Just how much is enough?

On one end there are people who feed their egos all day, every day, people who can't set themselves aside for even one second to consider the fact that other people might, perhaps, exist and have needs, emotions, or physical space.   

On the other end there are people who, through social conditioning or religious justification, suppress their egos to the point of near nothingness. I don't think you can wholly void personality, but you can get awfully close. No opinions, no voice, just breathing meat capable of doing what you need how you need it, but with no desire for much of anything outside of pleasing others. This is just as undesireable, IMO and personal experience.  

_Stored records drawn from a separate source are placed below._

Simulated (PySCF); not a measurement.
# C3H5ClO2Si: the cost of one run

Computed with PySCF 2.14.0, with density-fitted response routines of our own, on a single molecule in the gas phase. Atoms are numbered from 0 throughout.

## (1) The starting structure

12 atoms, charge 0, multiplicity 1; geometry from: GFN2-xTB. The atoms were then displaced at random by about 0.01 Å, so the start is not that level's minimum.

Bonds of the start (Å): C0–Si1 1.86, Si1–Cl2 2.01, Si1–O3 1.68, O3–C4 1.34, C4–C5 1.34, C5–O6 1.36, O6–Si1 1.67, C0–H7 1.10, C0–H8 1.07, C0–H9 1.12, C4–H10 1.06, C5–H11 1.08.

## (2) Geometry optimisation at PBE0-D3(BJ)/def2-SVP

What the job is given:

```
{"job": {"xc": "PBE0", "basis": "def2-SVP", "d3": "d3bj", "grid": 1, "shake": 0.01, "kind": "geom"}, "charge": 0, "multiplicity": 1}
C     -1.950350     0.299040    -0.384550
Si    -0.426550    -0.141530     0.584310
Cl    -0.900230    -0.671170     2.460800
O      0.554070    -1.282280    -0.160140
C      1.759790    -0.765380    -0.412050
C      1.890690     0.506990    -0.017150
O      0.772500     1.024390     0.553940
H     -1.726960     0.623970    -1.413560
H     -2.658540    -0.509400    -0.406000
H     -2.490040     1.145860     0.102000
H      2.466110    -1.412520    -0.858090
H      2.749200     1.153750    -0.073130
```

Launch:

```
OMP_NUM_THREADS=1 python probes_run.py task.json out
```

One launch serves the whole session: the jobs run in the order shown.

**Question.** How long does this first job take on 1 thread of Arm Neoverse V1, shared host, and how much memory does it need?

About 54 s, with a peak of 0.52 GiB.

How does one find the middle? What's the means of balancing the ego? 

I'm starting to think it has something to do with social interaction, that maybe the mirror of other egos is the only way to see it.   
The world is a car and you're the crash test dummy.

Jasper

The pragmatic answer:  Aim for a middle ground.  If your ego is acceptable to others, great.

The Complicated answer: 'Ego' in this sense is not a valued thing.  It is neither bad nor good, but certain characteristics it may take on are undesirable, and some aren't.  The tendency to self-focus?  Not so good.  Lacking a set of preferences and tastes that make up the "individual"?  Best avoided.  Basically, you have to evaluate an ego based on it's functionality as a whole.

Adios

Why are you concerned about what others think?

Jasper

Quote from: Hawk on May 13, 2010, 12:51:47 AM
Why are you concerned about what others think?

Because I happen to be a species with prosocial tendencies, and I depend on a network of my kind for survival.

Adios

Quote from: Sigmatic on May 13, 2010, 12:56:08 AM
Quote from: Hawk on May 13, 2010, 12:51:47 AM
Why are you concerned about what others think?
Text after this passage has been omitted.